Q — Your new project, AirBubble, merges architecture, biotechnology and urban design. How did you manage to connect these disciplines?
Architecture for us is a framework to embed nature-based solutions in the built environment. They are the best hope we have to solve the challenges that industrial technologies have created. It is therefore an illusion to think that biotech can be the solution without the framework provided by architecture. The challenge is to clarify this distinction to key industry stakeholders, to make them realise the added value we can all get by embedding technological innovation in a social and spatial framework.
Q — Please tell us about the moment when you envisioned AirBubble for the first time. Why did you particularly choose a playground?
Play affords a unique way to learn, going back to Bateson, through meta-logical processes. And kids are best placed to deploy meta-language to understand and transform their surroundings. Kids are also the most affected by urban air pollution since their respiratory apparatus is still evolving and their breathing is very intense while they play.
So a playground was a very good typology to address all these issues at once and turn them into opportunities for change.
Q — How do you explain the idea behind AirBubble to a child in three sentences?
AirBubble needs two sources of power: solar energy and your instinctive drive to explore and to play. These constitute the inexhaustible and renewable fuels of the AirBubble that can be obtained effortlessly. The AirBubble is the trigger of a process that can only grow and multiply its beneficial effects towards future generations. It’s all in your hands – you are responsible for our health and climate.
Q — What is it that you want children to have learnt after having visited AirBubble?
We hope kids can learn through experience and interaction the benefits of transforming the quality of the air they breathe with nature-based solutions, and in this case with the power of microalgae. They will also experience how this process can lead to delightful new urban environments.
Q — What is your favourite playing area within the bubble?
Certainly the hanging ropes combined with the bouncy bubbles. Kids invent unique ways to balance themselves while interacting with each other over it. There is never a final static state, it is a constant process of negotiation and dynamic interaction.
Q — What immediately apparent effect does AirBubble have on its visitors?
Certainly curiosity and, for the kids, rather wild playfulness, which was great to see. However, our main objective was to ensure that kids would want to come back and play regularly in the AirBubble, in order to be able to observe and experience the patterns of change and evolution over time, of both microclimate and algae cultures.

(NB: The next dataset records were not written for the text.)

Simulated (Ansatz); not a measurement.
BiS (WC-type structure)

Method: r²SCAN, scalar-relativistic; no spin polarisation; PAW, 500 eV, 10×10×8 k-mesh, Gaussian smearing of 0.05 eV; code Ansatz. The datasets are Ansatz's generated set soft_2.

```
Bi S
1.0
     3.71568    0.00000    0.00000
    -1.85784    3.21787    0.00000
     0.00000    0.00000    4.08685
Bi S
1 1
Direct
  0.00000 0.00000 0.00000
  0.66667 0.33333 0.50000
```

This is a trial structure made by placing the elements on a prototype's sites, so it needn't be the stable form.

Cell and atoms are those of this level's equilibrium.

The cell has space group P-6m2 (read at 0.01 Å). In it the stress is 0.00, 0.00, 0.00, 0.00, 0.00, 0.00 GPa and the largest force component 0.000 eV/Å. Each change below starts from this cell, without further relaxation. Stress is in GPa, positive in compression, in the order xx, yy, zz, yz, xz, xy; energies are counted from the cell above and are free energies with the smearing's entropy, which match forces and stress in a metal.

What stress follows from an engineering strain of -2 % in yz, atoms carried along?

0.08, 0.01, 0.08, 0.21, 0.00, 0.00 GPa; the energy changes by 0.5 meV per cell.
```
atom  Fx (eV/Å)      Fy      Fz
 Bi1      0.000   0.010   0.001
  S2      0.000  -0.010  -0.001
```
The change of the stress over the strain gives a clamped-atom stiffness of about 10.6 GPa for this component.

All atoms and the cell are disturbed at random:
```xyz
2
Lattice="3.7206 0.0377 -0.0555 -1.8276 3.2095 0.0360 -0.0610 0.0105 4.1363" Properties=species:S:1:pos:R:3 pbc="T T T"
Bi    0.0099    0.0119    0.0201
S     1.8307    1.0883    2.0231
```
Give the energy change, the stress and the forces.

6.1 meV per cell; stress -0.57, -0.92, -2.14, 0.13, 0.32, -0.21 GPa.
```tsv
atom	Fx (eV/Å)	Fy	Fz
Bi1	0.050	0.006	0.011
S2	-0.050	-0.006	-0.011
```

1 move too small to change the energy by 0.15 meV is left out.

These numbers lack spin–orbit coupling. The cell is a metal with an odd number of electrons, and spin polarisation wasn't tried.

Q — At the moment, AirBubble is a test bed of applied biotechnology. When do you know your project is ready for the mass market?
AirBubble is already fully functional, it is a real biotechnological architecture. There will certainly be other locations in the future but we do not want to consider it as a product for the mass market.
We see AirBubble to be always customised to the specific context of application.
To the local microclimate, building regulations, local algae species and social norms. That is why we have designed it using cutting-edge digital design and fabrication technologies and why we have embedded a real-time monitoring system in it that feeds us with data on pollution reduction and algae culture resilience. These systems enable a continuous learning and optimising process. It is not just the algae that are alive, the whole project is an evolving architectural system.
Q — What would you love to put in a bubble of clean air next?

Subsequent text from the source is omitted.